Some scientists believe that 90% of the news could be written by computers by 2030. On the surface it sounds ludicrous until you factor in the reality that a portion of the news we read right now is already written by computer algorithms. This is if-then to the nth degree. It gets darker. There are programs presently writing novels and poetry. Some of it is indistinguishable from human writing. So what does it all mean? As the singularity approaches and we gain a deeper understanding of what that means it is going to be harder and harder to define what it actually means to be human or even alive. Ex Machina spends a great deal of time having this discussion through action and dialogue.

All of this leads to one conclusion: We could be headed towards a reality where the media–the books and poems that shape our reality–will be created by something utterly unreal.

Some Thoughts:

  1. Another late night just getting in touch with the media world. It is a wonder I sleep at all…
  2. In a time when kids are facetiming and snapchatting and whatever comes next after snapchat, It is interesting to note that this instant distant transmission kind of started back in 1838 with the first test of the telegraph system.

1837. Scream Chamber

I think there ought to be more screaming rooms. Japan has created a cottage industry of crying rooms, but I haven’t heard terribly much about a place to go and just scream your head off until you feel at ease. I used to rock a lot of heavy metal for exactly that purpose. I don’t believe I’m alone in this belief in screaming either. There are people, situations, and world drama that makes you wanna holler. Here’s a world one: I listened to Mitch McConnell blame the Iraq war on Obama with a straight face. People cheered. I wanted to scream. I watch racism unfold and people turn a blind eye. I want to scream. I watch really bad TV and I want to scream.

Don’t even get me started on raising boys.
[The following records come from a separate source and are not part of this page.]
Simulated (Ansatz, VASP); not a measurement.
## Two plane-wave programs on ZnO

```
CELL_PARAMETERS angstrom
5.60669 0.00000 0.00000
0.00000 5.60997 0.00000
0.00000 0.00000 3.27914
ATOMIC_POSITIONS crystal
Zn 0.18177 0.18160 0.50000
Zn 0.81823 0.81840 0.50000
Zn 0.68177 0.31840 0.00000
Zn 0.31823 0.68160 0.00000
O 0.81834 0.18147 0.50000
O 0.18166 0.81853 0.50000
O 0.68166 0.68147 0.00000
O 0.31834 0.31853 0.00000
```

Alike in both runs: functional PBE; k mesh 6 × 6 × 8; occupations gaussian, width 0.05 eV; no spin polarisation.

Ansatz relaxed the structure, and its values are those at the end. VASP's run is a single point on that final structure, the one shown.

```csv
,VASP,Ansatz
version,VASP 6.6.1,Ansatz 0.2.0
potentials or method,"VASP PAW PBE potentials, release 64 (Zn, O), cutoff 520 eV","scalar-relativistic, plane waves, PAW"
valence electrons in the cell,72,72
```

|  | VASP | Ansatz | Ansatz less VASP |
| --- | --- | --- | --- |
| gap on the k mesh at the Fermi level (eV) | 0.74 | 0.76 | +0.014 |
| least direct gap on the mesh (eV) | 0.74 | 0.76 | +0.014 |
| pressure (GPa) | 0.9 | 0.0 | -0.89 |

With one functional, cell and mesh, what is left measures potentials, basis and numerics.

The thing is, its socially unacceptable to scream in public. If you do it in front of your kids then you’re supposedly harming them as well. So where do I go to scream? My car mostly. I have a long drive and loud music. Its working for me. Besides, I’m far too old for the mosh pits.

 

Some Thoughts:

  1. 1837 marked the beginning of the American boom-bust cycle with the first major bust and resulting economic depression. It makes me think that there is a timer on such things. The wave of financial gain crests and then breaks. We just survived a break, which means things ought to be good for a little while.

1836. When Your Under Their Control

Over the years I’ve gained an increasing awareness of the spectrum between supportive and controlling relationships. I have, for example, stopped referring to it as a dichotomy. No relationship is completely controlling or supportive nor do the two necessarily even represent two ends of a long spectrum of relationship flavors. They are more accurately aspects of relationships that define and color the perceptions of the people in the relationships and how those people come to relate with the outside world.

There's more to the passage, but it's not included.